A few years ago, I got to spend two full days involved in a series of in-depth discussions regarding my work on the 1960s with a group of historians representing a diverse range of interests. Over the course of these meetings, many of these scholars demonstrated serious concerns about the periodization of the Canadian 1960s employed by a lot of our colleagues. I was even asked, quite simply (but rather acidly), Are you one of those “Long Sixties” people? One historian of P. R. China went so far as to claim that, in her view, 1960s exceptionalism was plainly “bad history” since it approached the past unthinkingly, simultaneously imposing rigid temporal boundaries around events while relegating unhelpful happenings into the background. During my “job talk” I was asked whether I thought (presumably along with others in the field) that the late 1970s was just a brief blip, bereft of meaning, since these four or five years were little more than a bridge into the next eminently significant decade, the 1980s. I could only jokingly reply [End Page 243] that perhaps we were in need of a “Long Eighties” concept as a remedy, so we could pull those orphaned years into a new and meaningful narrative. Or, maybe we could just jettison the late-seventies entirely, and that way erase checkered polyester, John Travolta, and shag carpeting? Anyway.

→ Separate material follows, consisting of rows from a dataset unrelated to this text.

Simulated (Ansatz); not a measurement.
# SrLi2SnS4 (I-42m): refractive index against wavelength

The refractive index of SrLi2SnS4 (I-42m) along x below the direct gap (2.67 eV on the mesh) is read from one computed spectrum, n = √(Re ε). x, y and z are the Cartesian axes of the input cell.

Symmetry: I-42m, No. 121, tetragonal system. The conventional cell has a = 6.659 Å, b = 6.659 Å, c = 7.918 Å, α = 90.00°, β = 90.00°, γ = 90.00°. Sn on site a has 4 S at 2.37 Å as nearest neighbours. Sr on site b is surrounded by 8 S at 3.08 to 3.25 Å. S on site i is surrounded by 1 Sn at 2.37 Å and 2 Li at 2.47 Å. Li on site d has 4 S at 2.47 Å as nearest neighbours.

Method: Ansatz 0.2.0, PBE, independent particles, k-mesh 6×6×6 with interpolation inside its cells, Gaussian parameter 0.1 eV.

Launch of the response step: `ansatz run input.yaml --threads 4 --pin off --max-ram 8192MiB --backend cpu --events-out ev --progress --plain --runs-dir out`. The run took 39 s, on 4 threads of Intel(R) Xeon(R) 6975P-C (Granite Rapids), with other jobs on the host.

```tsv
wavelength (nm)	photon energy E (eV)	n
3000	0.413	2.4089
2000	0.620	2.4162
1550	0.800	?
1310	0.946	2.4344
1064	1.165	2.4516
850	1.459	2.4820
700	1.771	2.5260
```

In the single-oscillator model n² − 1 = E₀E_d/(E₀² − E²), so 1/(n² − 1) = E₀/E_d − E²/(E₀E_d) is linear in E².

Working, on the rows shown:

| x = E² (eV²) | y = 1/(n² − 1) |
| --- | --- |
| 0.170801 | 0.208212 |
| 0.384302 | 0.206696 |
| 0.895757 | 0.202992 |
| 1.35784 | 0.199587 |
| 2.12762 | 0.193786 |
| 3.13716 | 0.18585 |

For all of the profusion of recent academic attention to the Canadian 1960s, a surprisingly limited amount of consideration has been aimed at this central question: What are we talking about when we talk about “The Sixties” in Canada? Is it a temporal period? (Turns out: almost never.) Then, is it a condition? A rupture? A thing? An idea? How we choose to answer this question says a lot about what we are asking of the period, and the way we have framed it in our minds. If this seems obvious, well, it should. And yet, so often we have failed to grapple with that brilliant day-glo elephant right there in the conference room.

As perhaps among the crankiest observers of the “Long Sixties” approach, I am so pleased that we can turn to this volume for an insightful, challenging, and provocative attempt to engage the idea. In their indispensable introduction, two of the editors of this collection offer a thoroughgoing discussion of precisely this question: “If historians reject both the decadal approach and the explanation of rupture, what characterizes the sixties as a particular period of study?” (p. 7) Even if I tend to find their solution—“we present the ‘sixties’ as an idea, linked only roughly to a moment in time, without borders” (p. 7)—to be tautological, the very fact of their deliberate engagement with the question strikes me as precisely the kind of work we need to be doing. I can’t imagine teaching another course on the Canadian 1960s without assigning this introduction as a required, foundational reading.

The remainder of the collection suffers somewhat in comparison to the bravura intro, although it still represents, in the aggregate, the single best volume we have on these “Long Sixties” in Canada. Comprised of some thirteen discrete essays on an impressive range of topics authored by almost every one of the emerging (and fully emerged) authorities on the period, Debating Dissent is a terrific introductory resource. Top shelf work from Erika Dyck on LSD, Matthew Hayday on constitutional rights and language politics, Michael Boudreau on Vancouver’s counterculture, and Catherine Carstairs on the advent of health food, stand only slightly taller than the other generally very good articles. Most importantly, the collection offers engagements with most—though surely not all—of the “big issues” at stake in the 1960s. James W.G. Walker’s contribution, a study of the emergence of the Black United Front in Halifax, begins to fill what remains a troubling blind spot for many Canadians, and provides a fascinating analysis of...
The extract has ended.